Onward was a wan repackaging of fantasy tropes, sure, but Soul was a rewarding experiment in existentialism. While slight in story, Luca was a largely sun-kissed delight. And I’ll continue to go to bat for the unfairly maligned Lightyear – in concept a crass franchise extension but in practice a thrilling and adventurous bit of mythmaking. Putting aside the rushed, and in retrospect embarrassing, decision to punt Turning Red to streaming, Pixar has proven more often than not that it is dedicated to layered, curious, beautiful family-friendly storytelling. In a world of overextended Minions and brain-dead Super Mario siblings, I’ll take my chances with that hopping desklamp.

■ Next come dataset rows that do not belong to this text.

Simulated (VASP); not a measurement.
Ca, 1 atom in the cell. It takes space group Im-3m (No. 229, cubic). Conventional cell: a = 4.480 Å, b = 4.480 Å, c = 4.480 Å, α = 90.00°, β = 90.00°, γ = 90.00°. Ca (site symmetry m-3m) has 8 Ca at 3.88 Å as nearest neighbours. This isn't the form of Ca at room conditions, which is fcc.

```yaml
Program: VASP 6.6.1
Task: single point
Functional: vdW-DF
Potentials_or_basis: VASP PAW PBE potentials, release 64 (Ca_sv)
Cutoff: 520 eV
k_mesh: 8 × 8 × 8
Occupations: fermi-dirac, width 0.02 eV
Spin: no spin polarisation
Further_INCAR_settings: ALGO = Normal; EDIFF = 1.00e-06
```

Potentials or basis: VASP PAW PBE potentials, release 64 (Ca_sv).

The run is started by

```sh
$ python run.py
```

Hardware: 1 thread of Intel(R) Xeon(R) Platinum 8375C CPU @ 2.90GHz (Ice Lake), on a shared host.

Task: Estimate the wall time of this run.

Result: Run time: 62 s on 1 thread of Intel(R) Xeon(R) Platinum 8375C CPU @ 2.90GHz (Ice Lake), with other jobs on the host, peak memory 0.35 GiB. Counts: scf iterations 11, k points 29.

Which is why I’m going to – very cautiously, very politely – applaud Elemental, the studio’s latest production. Heartfelt in tone, imaginative in scope and rendered with a seemingly endless well of aesthetic wit, the romantic-comedy is a worthy addition to the Pixar canon … until the characters start speaking.

A candy-coloured allegory for the tensions of immigration and urban racism, the film is set in the fantastical Element City, where water-people, land-people and air-people live a kind of upper-class existence. But ghettoized off in a corner are the fire-people, largely shunned and left to form their own insular community. This includes the family of Ember (voiced by Leah Lewis), a young fire-woman whose parents moved to Elemental City before she was born in the hopes of building a better life for themselves.

But just as Ember is set to take over her parents’ store – which specializes in incendiary delicacies from the fire-people’s homeland – she has a meet-cute with the water-dude Wade (Mamoudou Athie), a wildly optimistic city inspector who accidentally puts the shop in the crosshairs of Elemental City’s bureaucracy.

It’s When Water Met Sally, with dashes of Moonstruck (Cloudstruck?) and Guess Who’s Coming to Dinner (Guess Who’s Flowing to Dinner? Listen, these puns aren’t easy), which is perhaps too ambitious of a thing to filter through the lens of a kid’s flick. And there is the sense that, especially in the latter half once the world-building has been established, the filmmakers have mixed their metaphors into this melting pot of a movie.

It doesn’t help that the screenwriters – three are credited, but as usual for a Pixar production, this has been put through every stem of the studio’s brain trust – offer up some truly flat dialogue, with Ember and Wade trading banter that is almost entirely exposition. Elemental is also desperately in need of a dozen more laugh-out-loud (or laugh-at-all) moments, its two best gags stolen from The Simpsons and Zootopia.

But director Peter Sohn (The Good Dinosaur) fights mightily to dazzle and enchant whenever possible, his metropolis a wildly inventive world that is bursting with detail and care. If Elemental was only made so that Pixar could show off just how intricately it animates water – notoriously the most challenging thing to cartoonify – then the film would have been worth the many years and hundreds of millions it took to produce. Yet Sohn and his team go several steps further, delivering a setting whose every facet seems to have been considered from multiple, even exhausting angles (how do the fire-people wear clothes without burning them? Well, it’s all chain-mail attire).

Will kids make Ember and Wade as household names – and toy-aisle staples – as Woody or Lightning McQueen? Almost certainly not – Elemental feels like a one-and-done effort. But I’d rather watch a studio be bold and miscalculate than make a risk-free bet. Better to be burned than boring.